Wednesday, July 04, 2007

A Fleeting Experiment...

There was once an experiment in Philadelphia where a group of idealists met to create a new type of civilization. In one sense it was the beginning of the modern world. The idea was to project the proposition that all are created with equal opportunity for the pursuit of life, happiness, and the pursuit of liberty. These people had fled the tyranny and discrimination of Europe in search of a dream where they could be free to follow the dictates of their soul and conscience. They declared their independence from the old world with a proclamation that would be heard around the world.
We hold these truths to be self-evident, that all men are created equal, that they are endowed by their Creator with certain unalienable Rights, that among these are Life, Liberty and the pursuit of Happiness.—That to secure these rights, Governments are instituted among Men, deriving their just powers from the consent of the governed.

Even this small group of freedom fighters did not fully comprehend the implications of this brave new experiment. This declaration would be the guiding force for the freedom of all oppressed peoples regardless of race, gender, or creed.

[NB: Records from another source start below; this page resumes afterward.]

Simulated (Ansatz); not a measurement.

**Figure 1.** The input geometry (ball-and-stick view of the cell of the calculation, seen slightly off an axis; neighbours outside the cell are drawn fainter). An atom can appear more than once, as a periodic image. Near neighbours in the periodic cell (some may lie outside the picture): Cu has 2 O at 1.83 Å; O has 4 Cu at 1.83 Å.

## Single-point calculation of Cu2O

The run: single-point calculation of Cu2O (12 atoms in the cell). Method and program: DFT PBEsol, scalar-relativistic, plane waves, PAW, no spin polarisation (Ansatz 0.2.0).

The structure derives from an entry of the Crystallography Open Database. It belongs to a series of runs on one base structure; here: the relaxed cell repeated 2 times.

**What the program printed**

Few in the world thought they had a chance to survive. The odds were clearly against this new nation. Its army was demoralized, often defeated, but inspired by a commander who persevered through severe adversity. In Philadelphia this group of patriots forged a new document that would come to be recognized as momentous for the advancement of humanity as the Magna Carta of 1215. It had taken another five centuries for humanity to unequivocally proclaim that it was the right of all individuals to be free from oppression. Yet it might be another five hundred years for all people to be truly free, if that day ever materializes.

The dream lives on in America, in the United States, specifically. But few realize how fragile this dream actually is. There is no guarantee that freedom will survive.

This dream began with an American revolution that was itself a fragile gathering of a ragged band of soldiers ages 12 to 60 who fought for the idea of freedom. The British forces were superior, even though there were fatal errors in the English structure that would ultimately prevent England from winning the war. After the Declaration of Independence, the American forces met with defeat after defeat, the British Army forcing the retreat of American forces back to Trenton. Even so, there was the occasional victory such as the triumph at Trenton on 25th December, 1776, when General Washington launched a surprise maneuver across the Delaware and captured a large contingent of Hessian soldiers under Colonel Rahl. These tactics galvanized the American army at a time when spirits, materials, and personnel were declining.

After that, the American soldiers almost died of starvation and cold during the winter of 1777/78 at Valley Forge.

One individual made the difference in the war for Independence: Friedrich Wilhelm von Steuben. He brought from the Prussian army the training regimen that had established the Prussians as the most disciplined militia in the world at that time. Their training was far superior to that of the British military. During that winter, George Washington persuaded Steuben to train the American soldiers, and he devised a plan that trained the officers who participated in training the soldiers, making them extremely familiar with command structure and combat technique.

It was this Steuben-trained army that advanced on Monmouth (they first faced disaster when the ranking officer failed to follow Washington's orders). When George Washington arrived, he rallied the soldiers. Their rigorous training paid off as they pushed the English back and took Monmouth. Later they defeated Cornwallis at Yorktown to win the war and leave the English army in shambles.

Yet, it is a fragile dream, one that can vanish in an instant when we regard freedom as our inalienable "right" even as it is dissolving in the face of the most sinister threats yet waged against civilization and all hope of universal freedom. Some may think liberty will endure, but are they, are you, am I, willing to die so that liberty might survive? Are we willing to declare "Give me liberty or give me death!"

Nothing is forever. Past empires, civilizations, kingdoms, and countries have risen to achieve grandeur only to vanish in the wake of cataclysmic destruction or slow erosion. This dream of freedom is a fragile, fleeting experiment. It is an experiment of bringing together people of diversity to create a new union, linked by a shared commitment to liberty and the willingness to sacrifice ourselves so that our vision of freedom might survive.

But it is a matter of Time, spinning like a blackhole where this noble experiment of our fragile species is likely to vanish in the shredding force of an Event Horizon. All civilizations have their own Singularity, their own drifting toward the inevitability of some final destiny beyond their imagination and control.